When a very nice person from Oneworld Classics contacted me and offered me the chance to review one of the titles from their classics publishing program, I jumped at the chance to look at Swiss author Gottfried Keller, with whom I have very little experience.
I selected this title for two reasons. First, because the premise for the book reminded me of a novel that Jacques Chessex, a contemporary Swiss writer, recently published called Un Juif pour l’Exemple, a really devastating novel about a group of men in the 1940s from a small town who kill a Jewish man for no other reason than his being Jewish. Like Chessex’s novel, Keller took inspiration from a real-life event to create a haunting and poetic narrative of tragedy in a small Swiss village. And second, because the title, A Village Romeo and Juliet, was too interesting to pass up.
As I’m sure you can guess, the story concerns the suicide of two young lovers, pushed to the farthest reaches of despair by a long-standing family feud. Where this book differs from Chessex’s novel is that I believe Keller had no real first-hand knowledge of the actual event. He took the fact of their death and invented a story to justify it, tackling at the same time what I consider one of the greatest Swiss literary preoccupations – village psychology.
Switzerland, even today, is a vast countryside, dotted with small villages and towns. There are very few big cities. Zurich is the only agglomeration with over a million people, the next largest has less than 500,000 and there are only five cities in the entire country with more than 100,000 people. Village life is pretty much the norm and there is a particular psychology that goes along with village life, something Swiss writers and artists have been exploring forever.
My favorite Swiss writer, Ramuz, was a genius at getting to the heart of the villager mindset but I was equally curious to see how Keller, writing a generation before Ramuz, would go about the same project…and I certainly wasn’t disappointed.
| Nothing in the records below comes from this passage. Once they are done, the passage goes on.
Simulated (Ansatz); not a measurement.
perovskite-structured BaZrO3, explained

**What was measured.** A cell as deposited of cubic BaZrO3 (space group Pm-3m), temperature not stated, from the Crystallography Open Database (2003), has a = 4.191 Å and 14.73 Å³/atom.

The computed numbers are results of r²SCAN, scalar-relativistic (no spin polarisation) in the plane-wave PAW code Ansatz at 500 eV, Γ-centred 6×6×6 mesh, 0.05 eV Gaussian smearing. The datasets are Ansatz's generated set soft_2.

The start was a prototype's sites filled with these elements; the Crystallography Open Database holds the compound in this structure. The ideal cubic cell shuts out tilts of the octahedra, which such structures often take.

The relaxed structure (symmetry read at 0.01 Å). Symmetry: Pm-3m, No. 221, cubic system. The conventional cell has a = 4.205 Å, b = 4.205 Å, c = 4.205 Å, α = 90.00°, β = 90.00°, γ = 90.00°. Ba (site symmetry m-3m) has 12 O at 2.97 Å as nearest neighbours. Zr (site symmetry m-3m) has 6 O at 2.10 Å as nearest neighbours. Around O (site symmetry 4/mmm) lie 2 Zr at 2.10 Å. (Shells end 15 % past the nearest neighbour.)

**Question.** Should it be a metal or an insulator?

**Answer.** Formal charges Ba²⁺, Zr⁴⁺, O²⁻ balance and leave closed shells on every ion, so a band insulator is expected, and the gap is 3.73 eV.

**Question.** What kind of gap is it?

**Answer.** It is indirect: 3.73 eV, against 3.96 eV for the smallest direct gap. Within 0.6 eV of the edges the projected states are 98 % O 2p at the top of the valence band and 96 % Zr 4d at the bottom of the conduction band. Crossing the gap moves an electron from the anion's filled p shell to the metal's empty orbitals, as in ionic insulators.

A Village Romeo and Juliet (first published in 1856 and translated from German in 1966 by Ronald Taylor) is a slim novella that reads very much like a fable – an idyllic opening, a fateful dispute, a slow decline and overall worsening of the situation and then a detailed dénouement. In many ways this is a very simple tale. But where the book truly succeeds is in how Keller positions these necessary elements within his particular vision of village life.
The fathers of the two feuding families begin as friendly neighbors and eventually fall into an argument over a piece of land. What Keller is quick to point out is that each man’s anger and behavior is not only a result of his flawed character but that the dispute becomes irresolvably entrenched, and both men morally bankrupt, because of the way the village reacts to the fight.
Since their entire case was corrupt, they both fell prey to the worse kind of trickster, who inflamed their perverted imaginations and filled their minds with the most despicable thoughts. Most of these enterprising gentry, for whom the whole affair was a gift from the gods, belonged to the town of Seldwyla, and in a short time the two enemies each had their retinue of mediators, scandal-mongers and advisors who knew a hundred ways of relieving a man of his money.
A number of years pass and both families fall into desperate poverty. It is at this point that the son (Sali) and daughter (Vrenchen) from either side of the dispute, who as children had been devoted playmates, meet again and fall in love. The story begins to build a new momentum. And again here, Keller throws the inner character of his protagonists up against the collective character of the village. The following scenes, which include a wonderful and otherworldly mock-wedding celebration, test Sali and Vrenchen’s integrity and their ability to break free of the stifling village atmosphere.
As the title announces, Keller’s answer to Sali and Vrenchen’s ordeal is pessimistic and the book can be read as a detailed critique of 19th century Swiss village psychology.
To wrap up, let me just mention Keller’s lovely writing. Except for much of the dialogue, which was unfortunately often melodramatic, his descriptions were simply beautiful. I marked line after line and passage after passage throughout the entire text, but I think my favorite passage comes from the very beginning of the book:
From a distance they looked identical representatives of the countryside at its most characteristic; to a closer view they appeared distinguishable only in that one had the flap of his white cap at the front, the other at the back. But this changed when they ploughed in the opposite direction, for as they met and passed at the top of the ridge, the strong east wind blew the cap of the one back over his head, while that of the other, who had the wind behind him, was blown forwards over his face. And at each turn there was a moment when the two caps stood erect quivering in the wind like two white tongues of flame.
One last quick note – Oneworld Classics is a lovely publisher with a fantastic catalogue of well-known favorites as well as lesser-known translations. Highly recommended!